Our main reason for coming to Mount Cook Village is to spend a week or so climbing at Twin Streams, on the road between Mount Cook and Twizel. Extensive studying of the weather at the Mount Cook DOC center revealed our perfect weather window is an unattainable dream – the forecast was a mix of showers, wind, and cloud for the next ten days. We decided to bide our time for a few days hoping the often changing long term forecast would turn in our favour.

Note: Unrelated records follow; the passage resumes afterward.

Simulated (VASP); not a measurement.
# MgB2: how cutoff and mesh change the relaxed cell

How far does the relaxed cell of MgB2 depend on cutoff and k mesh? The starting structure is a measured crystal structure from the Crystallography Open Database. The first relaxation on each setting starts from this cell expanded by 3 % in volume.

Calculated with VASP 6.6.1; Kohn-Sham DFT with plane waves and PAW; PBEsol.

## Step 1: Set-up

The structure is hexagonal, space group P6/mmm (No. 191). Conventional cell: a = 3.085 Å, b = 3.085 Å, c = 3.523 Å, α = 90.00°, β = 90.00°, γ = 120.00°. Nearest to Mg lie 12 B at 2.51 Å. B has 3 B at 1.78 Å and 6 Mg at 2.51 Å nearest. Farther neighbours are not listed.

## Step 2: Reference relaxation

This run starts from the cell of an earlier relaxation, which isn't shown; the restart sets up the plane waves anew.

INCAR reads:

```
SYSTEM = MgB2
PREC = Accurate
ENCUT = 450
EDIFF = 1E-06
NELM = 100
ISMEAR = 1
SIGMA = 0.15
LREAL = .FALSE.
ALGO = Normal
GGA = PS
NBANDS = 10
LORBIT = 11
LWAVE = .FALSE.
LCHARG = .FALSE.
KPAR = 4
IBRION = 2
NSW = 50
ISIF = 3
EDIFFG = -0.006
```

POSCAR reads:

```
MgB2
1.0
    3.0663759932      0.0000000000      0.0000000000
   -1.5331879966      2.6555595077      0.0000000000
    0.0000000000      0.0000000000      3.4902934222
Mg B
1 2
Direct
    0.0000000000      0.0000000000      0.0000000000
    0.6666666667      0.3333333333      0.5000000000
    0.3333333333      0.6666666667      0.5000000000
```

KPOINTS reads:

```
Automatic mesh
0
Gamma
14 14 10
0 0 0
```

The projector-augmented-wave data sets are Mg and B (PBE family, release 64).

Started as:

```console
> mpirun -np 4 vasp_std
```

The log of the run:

We explained to the extremely helpful fellow at the DOC info center that we’re rock climbers, and looking for a worthwhile walk that didn’t involve ice or mountaineering. The info center guy was great – he gave us a bunch of off the beaten track walks, some with excellent views of Mount Cook. We opted to walk to the Ball Hut, and possibly venture up a ridge towards the pass for an apparently tremendous view of the 2000m Caroline Face of Mount Cook.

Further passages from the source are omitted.